In the second week of a planned eight-week showdown between South Dakota-based Beef Products Inc. and ABC News over defamation claims, jurors viewed a clip from “Jamie Oliver’s Food Revolution” in the basement of Union County courthouse in Elk Point, South Dakota.

ELK POINT, S.D. (CN) – In the second week of a planned eight-week showdown between South Dakota-based Beef Products Inc. and ABC News over defamation claims, jurors viewed a clip from “Jamie Oliver’s Food Revolution” in the basement of the Union County courthouse in Elk Point, South Dakota.

The clip shows British food celebrity Oliver dragging a cow on stage to show a studio audience the beef trim-making process, which includes the beef being doused with ammonia and spun in the washing machine.

“Would you want to feed your children this?” Oliver asks, presenting raw, pink, whipped hamburger to audience members as they shake their heads.

Attorneys for BPI hope the 12 jurors will find Oliver’s clip just another hit-piece in what it argues is the American Broadcasting Corporation’s campaign to distort the safe and scientific production of “lean, finely textured beef.”

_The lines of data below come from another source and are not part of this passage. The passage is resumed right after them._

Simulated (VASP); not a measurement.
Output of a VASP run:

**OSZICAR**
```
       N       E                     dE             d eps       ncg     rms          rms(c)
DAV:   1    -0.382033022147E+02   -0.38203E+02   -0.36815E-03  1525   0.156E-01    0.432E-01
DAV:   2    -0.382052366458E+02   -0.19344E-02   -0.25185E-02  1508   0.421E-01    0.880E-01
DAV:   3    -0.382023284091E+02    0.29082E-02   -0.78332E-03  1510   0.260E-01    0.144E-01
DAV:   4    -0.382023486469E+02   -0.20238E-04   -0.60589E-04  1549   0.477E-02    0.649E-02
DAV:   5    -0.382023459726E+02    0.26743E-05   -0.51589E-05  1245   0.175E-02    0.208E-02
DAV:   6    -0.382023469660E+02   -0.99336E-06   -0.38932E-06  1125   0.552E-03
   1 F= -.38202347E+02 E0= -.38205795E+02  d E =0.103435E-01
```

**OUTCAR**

The trial is unfolding in the small town of Elk Point, South Dakota (pop. 1,900), an hour south of Sioux Falls and near BPI’s Dakota Dunes headquarters. It centers around a March 7, 2012, report by ABC News national correspondent, Jim Aviles, in which he reported on the controversy over “pink slime”—a processed lean beef produced by BPI—found in fast food tacos and hamburgers.

After the broadcast aired, BPI faced heavy public backlash and had to close multiple plants across the Midwest.

“Pink slime,” the phrase that disgusted viewers, is a pejorative term for “lean beef,” BPI lawyers say. They suggested that the Jamie Oliver television episode—aired in the spring of 2011—suggests that ABC had a history of wanting to tell a lurid story without bothering to find out the facts.

BPI attorney Dan Webb questioned the beef company’s spokesman, Rich Jochum, on the witness stand about whether ABC News ever included information on BPI’s record of consumer safety or the common process behind the beef trim product.

“No,” Jochum said, noting that the network had used a photograph published in "The Washington Post" of the company’s South Sioux City plant.

“How did you feel when you saw Oliver’s show?” Webb asked.

“Outraged,” Jochum said.

“Was anything accurate?” Webb pressed.

“Only that we separate beef from fat,” Jochum said. “Otherwise, nothing.”

The trial is expected to run through the end of July.